UGC Notifies New Rule to Let Colleges Apply for Autonomy, Limits University’s Role
The University Grants Commission (UGC) has released new regulations, the UGC (Conferment of Autonomous Status upon Colleges and Measures for Maintenance of Standards in Autonomous Colleges) Regulations, 2023, which allow affiliated and constituent colleges to seek academic and administrative autonomy directly from the commission without having to go through their universities. The new regulations will allow autonomous colleges to create their own curriculum, admission policies, streamline programs, and even introduce new courses. The UGC has stated that the regulations provide a simple and transparent mechanism for colleges seeking autonomous status.
According to the notice, any affiliated or constituent college of any discipline, whether government, aided, unaided, partially aided, or self-financed, can apply for autonomous status provided it has been in existence for at least 10 years and falls under Section 2(f) of the UGC Act. Additionally, colleges must have been accredited either by the National Assessment and Accreditation Council (NAAC), NBA for at least three courses, or by a UGC-empanelled authorization agency. If the number of eligible courses is less than three, then each eligible course must be accredited as per National Board of Accreditation (NBA) norms. Furthermore, constituent colleges must also undergo independent accreditation.
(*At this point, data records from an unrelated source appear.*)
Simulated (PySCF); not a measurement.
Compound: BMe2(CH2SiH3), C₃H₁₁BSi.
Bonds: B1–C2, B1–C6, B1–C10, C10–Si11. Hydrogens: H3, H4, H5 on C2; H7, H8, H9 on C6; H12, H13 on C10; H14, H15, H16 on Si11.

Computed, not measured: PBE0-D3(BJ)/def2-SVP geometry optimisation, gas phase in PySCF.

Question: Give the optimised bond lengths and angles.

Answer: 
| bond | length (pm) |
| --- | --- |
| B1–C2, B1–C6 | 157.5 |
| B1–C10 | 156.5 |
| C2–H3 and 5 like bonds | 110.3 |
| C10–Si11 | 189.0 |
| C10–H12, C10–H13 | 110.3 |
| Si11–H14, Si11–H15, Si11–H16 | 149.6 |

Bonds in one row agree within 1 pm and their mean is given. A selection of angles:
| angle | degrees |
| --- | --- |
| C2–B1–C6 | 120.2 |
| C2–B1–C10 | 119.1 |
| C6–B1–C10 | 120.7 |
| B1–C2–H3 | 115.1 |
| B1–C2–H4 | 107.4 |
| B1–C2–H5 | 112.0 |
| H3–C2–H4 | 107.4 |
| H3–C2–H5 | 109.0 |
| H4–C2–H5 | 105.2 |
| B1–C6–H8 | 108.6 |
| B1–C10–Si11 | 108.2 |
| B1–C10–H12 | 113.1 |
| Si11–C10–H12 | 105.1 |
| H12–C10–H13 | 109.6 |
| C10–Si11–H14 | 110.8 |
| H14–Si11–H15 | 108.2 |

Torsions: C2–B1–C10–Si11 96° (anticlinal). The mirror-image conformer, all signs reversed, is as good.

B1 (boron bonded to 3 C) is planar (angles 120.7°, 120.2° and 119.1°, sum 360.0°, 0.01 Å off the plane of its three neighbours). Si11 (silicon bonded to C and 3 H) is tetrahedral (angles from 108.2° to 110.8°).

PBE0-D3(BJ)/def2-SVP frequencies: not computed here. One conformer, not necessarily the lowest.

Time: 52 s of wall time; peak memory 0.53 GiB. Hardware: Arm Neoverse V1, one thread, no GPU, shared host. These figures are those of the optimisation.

The regulations state that autonomous status will initially be granted for a period of five or ten years and can be extended for another five or ten years. Colleges with autonomous status will be able to design their own syllabi and admission rules and offer certificate or diploma programs without the prior approval of the parent university. They will also be able to offer degree programs at both undergraduate (UG) and postgraduate (PG) levels, as well as PhD courses with the agreement of the academic council. The parent university’s role will be limited to examining the online applications for autonomous status on the Commission's portal within a 30-day period. If the university does not provide any comments or objections within that time, it will be presumed that they have no objection.